In 50 years, Israel has expropriated 10,000 hectares of Palestinian land

Behind the forced expropriations the army has adduced national security issues. However, more than half of the land has been used to develop settlements or roads for the benefit of Jewish settlers over time. The owners have never been compensated. The Netanyahu government has accelerated the expansion policy.

 


Jerusalem (AsiaNews) - In the last 50 years, Israel has expropriated over 10 thousand hectares of land originally belonging to the Palestinians, claiming issues related to national security; however, almost half of the land was granted to Jewish settlers in the West Bank. This is what emerges from a report recently published by Kerem Navot, an Israeli non-governmental organization that monitored the growth of settlements and the expropriation operations promoted by the government in the West Bank between 1969 and 2014.

According to activists, about 47% of the land requisitioned using laws and regulations that fall under the category of "urgent military needs" are used today for settlements or as access roads to settlements. Some of these, at first, were used for military infrastructure or army depots. Over the years, buildings and land were granted in usufruct to settlers.

The settlements are communities inhabited by Israeli civilians and military and built in the territories conquered by Israel after the Six-Day War of June 1967, in the West Bank, East Jerusalem, the Golan Heights and the Gaza Strip. In 1979, Israel withdrew from settlements in Sinai after signing the peace agreement with Egypt, and in 2005 the then Prime Minister Ariel Sharon ordered the dismantling of 17 Israeli settlements in the Gaza Strip.

Currently the colonies - illegal under international law - are located in East Jerusalem, the West Bank and the Golan Heights. According to data from the Israeli Ministry of the Interior, those recognized in the West Bank are at least 133 - in addition to a hundred outposts - and host about 500,000 people. In East Jerusalem there are about 300,000 Israelis and 20,000 in the Golan Heights.

Interviewed by the AFP, Israeli military leaders say they are not aware of the report, but that it "will be studied by the competent authorities". The author of the research, Dror Etkes, explains that the first wave of settlements took place under a Labor-led government, considered moderate, between 1967 and 1977. At that time, the researcher added,"the concept of land seizure" which then went to the settlers began to gain ground.
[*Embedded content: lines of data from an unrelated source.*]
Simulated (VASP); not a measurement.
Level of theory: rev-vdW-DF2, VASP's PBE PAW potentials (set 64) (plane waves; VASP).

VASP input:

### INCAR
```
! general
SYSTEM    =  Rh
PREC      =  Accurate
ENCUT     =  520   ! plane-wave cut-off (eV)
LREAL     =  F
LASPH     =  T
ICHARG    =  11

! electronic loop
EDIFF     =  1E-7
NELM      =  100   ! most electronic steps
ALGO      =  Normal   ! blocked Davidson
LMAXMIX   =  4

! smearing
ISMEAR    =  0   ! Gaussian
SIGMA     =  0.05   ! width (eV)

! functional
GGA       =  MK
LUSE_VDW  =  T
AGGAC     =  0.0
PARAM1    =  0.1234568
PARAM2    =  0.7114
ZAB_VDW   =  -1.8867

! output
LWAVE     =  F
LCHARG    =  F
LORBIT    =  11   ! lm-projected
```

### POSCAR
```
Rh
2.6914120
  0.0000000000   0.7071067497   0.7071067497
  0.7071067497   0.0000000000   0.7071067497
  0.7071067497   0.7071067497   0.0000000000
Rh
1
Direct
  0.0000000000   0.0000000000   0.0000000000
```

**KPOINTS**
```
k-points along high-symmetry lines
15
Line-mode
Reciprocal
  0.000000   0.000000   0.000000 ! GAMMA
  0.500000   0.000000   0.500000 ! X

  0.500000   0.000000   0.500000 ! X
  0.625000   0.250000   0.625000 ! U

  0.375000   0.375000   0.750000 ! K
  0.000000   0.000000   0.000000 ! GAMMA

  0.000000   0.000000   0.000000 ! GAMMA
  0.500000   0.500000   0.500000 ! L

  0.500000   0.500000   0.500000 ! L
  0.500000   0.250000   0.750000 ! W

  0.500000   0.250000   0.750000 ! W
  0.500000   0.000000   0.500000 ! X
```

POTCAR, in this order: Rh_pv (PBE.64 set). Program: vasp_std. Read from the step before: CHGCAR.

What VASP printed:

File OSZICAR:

The peak would have occurred between 1979 and 1983, with the Likud [current ruling party] in power in the country. International and humanitarian law provides that these land expropriations are temporary and that the owners are adequately compensated. None of this has ever happened and the practice has continued to be used over time, undergoing a further acceleration in the last period. In fact, under the Netanyahu government, there has been a considerable increase. In recent years the number has increased by 20%, a consequence also of the interruption of peace talks in 2014 and the subsequent escalation of violence, before which the inertia (or impotence) of the international community has proved increasingly evident.